If I lived in a gated community like the one where the Zimmermann/Martin drama played out (and thankfully I don’t), my first choice for protection (beyond a good lockset and self-defense capability) would be a professional, motivated security force adequate to handle most problems. Second choice would be a responsive local police force. Augmenting either of the above with a neighborhood watch whose goal is to discourage malefactors by their physical presence and by quickly calling in authorities, sounds like a fine idea.
If I lived in a complex or gated community where there was no local security force and police response was crappy, I’d move out.
Yes there is, there’s the police. If an armed civilian screws up, it’s a crime. As we’ve seen in Florida, the police and courts are happy to get involved even when they don’t screw up.
My first thought was I might be alright with it if crime was bad and I felt like the police were doing a bad job.
But then I thought, why am I paying taxes? For police protection. If I can’t trust my elected officials to put together a functioning police force, then something is really wrong. Private citizens might do an adequate job, but then this gives the police an “out”. That’s unacceptable to me.

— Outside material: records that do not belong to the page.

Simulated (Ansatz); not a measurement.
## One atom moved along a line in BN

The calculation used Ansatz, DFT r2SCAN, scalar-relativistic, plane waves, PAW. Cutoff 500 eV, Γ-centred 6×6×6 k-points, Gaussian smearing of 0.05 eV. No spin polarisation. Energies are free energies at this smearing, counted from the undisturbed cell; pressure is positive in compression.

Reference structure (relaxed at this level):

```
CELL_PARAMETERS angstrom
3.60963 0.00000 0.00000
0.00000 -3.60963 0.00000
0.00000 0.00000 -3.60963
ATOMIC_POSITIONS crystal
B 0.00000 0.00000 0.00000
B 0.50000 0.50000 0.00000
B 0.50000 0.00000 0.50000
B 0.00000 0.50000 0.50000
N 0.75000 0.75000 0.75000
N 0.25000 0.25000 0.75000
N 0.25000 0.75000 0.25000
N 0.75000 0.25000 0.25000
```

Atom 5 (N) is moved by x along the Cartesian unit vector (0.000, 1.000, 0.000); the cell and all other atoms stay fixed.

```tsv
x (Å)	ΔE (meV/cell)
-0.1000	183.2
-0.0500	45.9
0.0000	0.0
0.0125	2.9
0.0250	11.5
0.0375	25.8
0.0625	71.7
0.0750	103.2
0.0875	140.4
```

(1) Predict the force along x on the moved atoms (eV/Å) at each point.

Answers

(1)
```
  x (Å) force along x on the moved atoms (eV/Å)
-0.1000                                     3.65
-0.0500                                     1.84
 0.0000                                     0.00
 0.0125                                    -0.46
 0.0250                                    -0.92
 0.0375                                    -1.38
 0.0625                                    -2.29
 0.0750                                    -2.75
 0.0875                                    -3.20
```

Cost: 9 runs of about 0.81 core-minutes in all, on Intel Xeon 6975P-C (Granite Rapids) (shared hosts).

I wouldn’t trust strangers volunteering right off the street to educate my children, even if the schools were crappy and I was desperate. So I wouldn’t really trust strangers to protect me either. If people want to become cops, they need to get properly trained and then go through the formalities. Any private patrol will have solid Eagle Scouts. But it will also have doofuses trying to make a name for themselves…who you wouldn’t trust to guard first base, let alone an entire community. A patrol of armed volunteers is just asking for trouble.
If I have to fall back on the police to keep a self-appointed patrolman from abusing his self-appointed authority, then I’d just rather not have a self-appointed patrolman at all. It’s a unnecessary risk.
I don’t entirely disagree with this, to be honest. The only time I’d actually like it would be if the police were so terrible it wasn’t actually unnecessary.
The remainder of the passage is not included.